‘One 17 Challenge’ underway

Third annual fund raiser for Project 117 puts 17 participants to the test

Alyx Arnett

Jeffrey Bennett had the smells of rice and beans wafting through his dental office, Bennett & Jones Dental Care, last week as he took the rice and beans challenge.

Last Monday through Friday, that’s all he ate all week in the hopes of raising funds and awareness for Project 117, a nonprofit that provides education to children in Haiti through the development of a school system.

In taking the challenge, Bennett said it was the least he could do, as having access to rice and beans for many in Haiti would be considered a blessing, not a challenge.

“In Haiti many of those people would be thankful to have that meal,” he said.

Bennett got involved with Project 117 several years ago when he went there on a trip to provide free dental care to Haitians. It was there where he met Curtis Stout, founder of Project 117, while Stout was working on getting the school built.

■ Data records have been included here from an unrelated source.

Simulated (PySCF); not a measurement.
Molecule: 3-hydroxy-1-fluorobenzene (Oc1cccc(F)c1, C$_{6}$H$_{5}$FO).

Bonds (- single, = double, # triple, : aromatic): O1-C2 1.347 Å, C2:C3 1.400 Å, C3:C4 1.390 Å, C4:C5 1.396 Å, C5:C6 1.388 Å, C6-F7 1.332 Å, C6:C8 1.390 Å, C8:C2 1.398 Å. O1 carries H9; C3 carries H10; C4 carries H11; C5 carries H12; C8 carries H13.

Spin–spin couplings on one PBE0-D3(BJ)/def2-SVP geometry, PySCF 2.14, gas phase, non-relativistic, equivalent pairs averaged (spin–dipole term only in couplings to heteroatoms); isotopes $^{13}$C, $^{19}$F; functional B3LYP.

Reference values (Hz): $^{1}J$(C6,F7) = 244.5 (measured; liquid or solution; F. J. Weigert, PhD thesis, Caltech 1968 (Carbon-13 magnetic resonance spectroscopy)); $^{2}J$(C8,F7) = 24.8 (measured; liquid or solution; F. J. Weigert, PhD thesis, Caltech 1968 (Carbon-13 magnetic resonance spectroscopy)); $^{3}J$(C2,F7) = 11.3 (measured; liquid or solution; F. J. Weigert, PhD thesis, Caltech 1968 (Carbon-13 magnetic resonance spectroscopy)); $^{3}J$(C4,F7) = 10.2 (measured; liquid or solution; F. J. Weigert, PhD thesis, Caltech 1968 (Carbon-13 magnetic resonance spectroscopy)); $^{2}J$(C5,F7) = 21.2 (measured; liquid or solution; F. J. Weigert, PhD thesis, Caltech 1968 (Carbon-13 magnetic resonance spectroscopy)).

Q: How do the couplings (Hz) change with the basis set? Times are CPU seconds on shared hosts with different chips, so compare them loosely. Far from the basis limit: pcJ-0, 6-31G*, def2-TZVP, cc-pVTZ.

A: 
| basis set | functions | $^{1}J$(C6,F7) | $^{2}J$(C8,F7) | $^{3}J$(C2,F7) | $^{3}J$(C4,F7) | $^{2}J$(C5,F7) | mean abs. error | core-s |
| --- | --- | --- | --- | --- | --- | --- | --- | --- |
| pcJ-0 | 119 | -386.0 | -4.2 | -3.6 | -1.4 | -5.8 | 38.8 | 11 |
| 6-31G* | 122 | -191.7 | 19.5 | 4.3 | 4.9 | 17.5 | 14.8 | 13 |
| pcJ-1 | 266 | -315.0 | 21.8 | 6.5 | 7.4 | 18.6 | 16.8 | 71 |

Having seen the living conditions of many in Haiti, Bennett said he hopes to enough people to remember to count their blessings.

“The fact is that we have a lot of choices every day that we take for granted. Certainly it’s in the food that we eat, and we have a lot of excess and just a lot of privilege,” he said.

In addition to Bennett, 16 others stepped up to take three other challenges. Stout himself, along with participants Seth Vautaw and Perry Beko, are taking the water haul challenge. For Vautaw, he will haul two 25-pound dumbbells two miles per day for five days around a track here in town to symbolize carrying five-gallon buckets of water.

Another group of participants is taking the poverty line challenge since the average family in Project 117’s school lives on less than $2 per day. For Lynn Hale, she’s giving up luxuries like coffee and eating on $2 or less for five days.

The final test challenges participants to go without electricity for three days since electricity is a luxury in Haiti that a vast majority of its residents don’t enjoy at home.

Stout said he hopes the challenges the participants are representing raise a little more awareness to the different injustices that the students at his school in Haiti and their parents experience on a daily basis.

A majority of the funds raised will go to general operating expenses at the school, which continues to expand. Currently, there are three levels of kindergarten, a first grade, a second grade, and 15 to 18 adults in a literacy class. In total, there are 129 students. The school was established in February 2014.

Most recently, construction wrapped up on a $110,000 building on campus that marked the second building for Project 117. The building was entirely Haitian-built and will open next school year. With a Haitian workforce and 20 employed at the school, Stout said the economic impact is being felt.

“That was one of the biggest effects of deciding to do this building will all Haitian construction this time. We’re seeing the community buy into what we’re doing at a completely new level because of that investment from them in what we’re doing,” he said. “Through employing local people and purchasing materials from local businesses is a huge deal. That’s what’s actually going to change the country, seeing the locals actually own it and develop it and take it further.”